Samsung’s global challenge for Tizen: Better local content and payment services


Following Samsung’s launch of its first Tizen smartphone, which many have speculated will be targeted squarely at emerging markets, new research from mobile marketing firm Upstream has found that consumers in developing markets are calling for the handset to more readily provide relevant, localised content and services as well as more appropriate payment mechanics and pricing models.

Upstream’s new research, which polled the views of a representative sample of 4,504 consumers in Brazil, China, India, Nigeria and Vietnam in conjunction with analyst house Ovum, features in its latest report entitled The Next Mobile Frontier. The findings show that over a third of consumers (35%) in these countries find content typically too expensive to buy over their mobile and reveal that as many as a fifth (21%) don’t possess the credit card or debit card details required to make purchases.

Nearly a quarter (24%) of consumers in these markets said that they also currently find it difficult to source the content they are looking for on the portals and app stores available to them over their smartphones. Many lamented a total lack of accessibility with a fifth (20%) of respondents claiming that content is often not in their local language.
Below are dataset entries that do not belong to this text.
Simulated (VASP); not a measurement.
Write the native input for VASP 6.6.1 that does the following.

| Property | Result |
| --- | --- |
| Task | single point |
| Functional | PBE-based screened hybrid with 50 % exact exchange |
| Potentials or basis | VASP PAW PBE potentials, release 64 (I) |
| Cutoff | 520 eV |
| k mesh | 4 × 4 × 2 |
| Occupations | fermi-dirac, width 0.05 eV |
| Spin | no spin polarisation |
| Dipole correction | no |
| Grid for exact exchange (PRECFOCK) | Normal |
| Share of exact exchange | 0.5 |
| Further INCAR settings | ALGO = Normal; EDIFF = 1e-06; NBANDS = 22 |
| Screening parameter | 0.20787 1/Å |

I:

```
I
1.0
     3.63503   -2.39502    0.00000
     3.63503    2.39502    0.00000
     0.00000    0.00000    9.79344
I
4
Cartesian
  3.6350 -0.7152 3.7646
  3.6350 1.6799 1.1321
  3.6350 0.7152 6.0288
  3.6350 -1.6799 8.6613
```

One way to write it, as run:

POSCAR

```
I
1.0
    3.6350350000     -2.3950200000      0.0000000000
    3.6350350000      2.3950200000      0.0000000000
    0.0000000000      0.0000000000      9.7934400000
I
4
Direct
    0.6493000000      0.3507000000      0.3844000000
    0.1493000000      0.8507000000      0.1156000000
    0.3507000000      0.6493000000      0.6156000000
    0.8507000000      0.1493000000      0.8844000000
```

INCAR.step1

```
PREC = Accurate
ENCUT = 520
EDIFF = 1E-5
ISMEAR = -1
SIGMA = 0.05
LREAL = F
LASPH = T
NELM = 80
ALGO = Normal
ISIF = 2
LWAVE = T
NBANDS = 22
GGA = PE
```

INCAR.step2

Marco Veremis, CEO, Upstream, comments: “The launch of Tizen on Samsung handsets provides an exciting proposition for emerging market consumers, where accessibility to truly localised content and appropriate payment mechanics could at last become a reality. As handset manufacturers search for the most effective means of capturing brand loyalty of developing markets, they would do well to seriously assess whether the Western models used to disseminate content and services to consumers equates to fitting a round peg through a square hole.”

Veremis added, “Samsung may well consider working with mobile network operators, who can provide a new way for emerging market consumers to access and pay for the content they require, using their pre-paid phone credit they on their handset.”

The results of the research additionally hinted to Samsung and its competitors the types of content consumers in emerging markets would like to access on their smartphone, looking at what content and services they currently use their handsets for as well as what they would like to access more in the future.

Consumers were found to currently be using their smartphones to access social networking content and apps most, with 82% of respondents doing this. Further to this 81% are using their smartphone to access music apps and content, 78% for news and 65% for gaming. While these figures may well correspond with the West’s use of handsets, research also revealed that emerging market consumers would like to use their smartphone for a number of other reasons in the future. Most popularly, over half (54%) of emerging market consumers would like better access to information and services pertaining to health care. In addition, 44% would like better access to education apps and services, 43% want better access business and financial services apps and 43% to travel services.

Veremis added, “For many consumers in emerging markets, mobile handsets remain the only interactive medium for them to engage with. For this reason it comes as little surprise that they want their phones to open up a whole host of content to them – perhaps placing greater emphasis on their need for the mobile channel to offer them a range of services. For this reason, Mobile Network Operators will be the catalysts and key beneficiaries of a data revolution in emerging markets, both becoming the prime avenue for consumer billing and unlocking a new world of content customers are looking for as their mobile consumption grows.”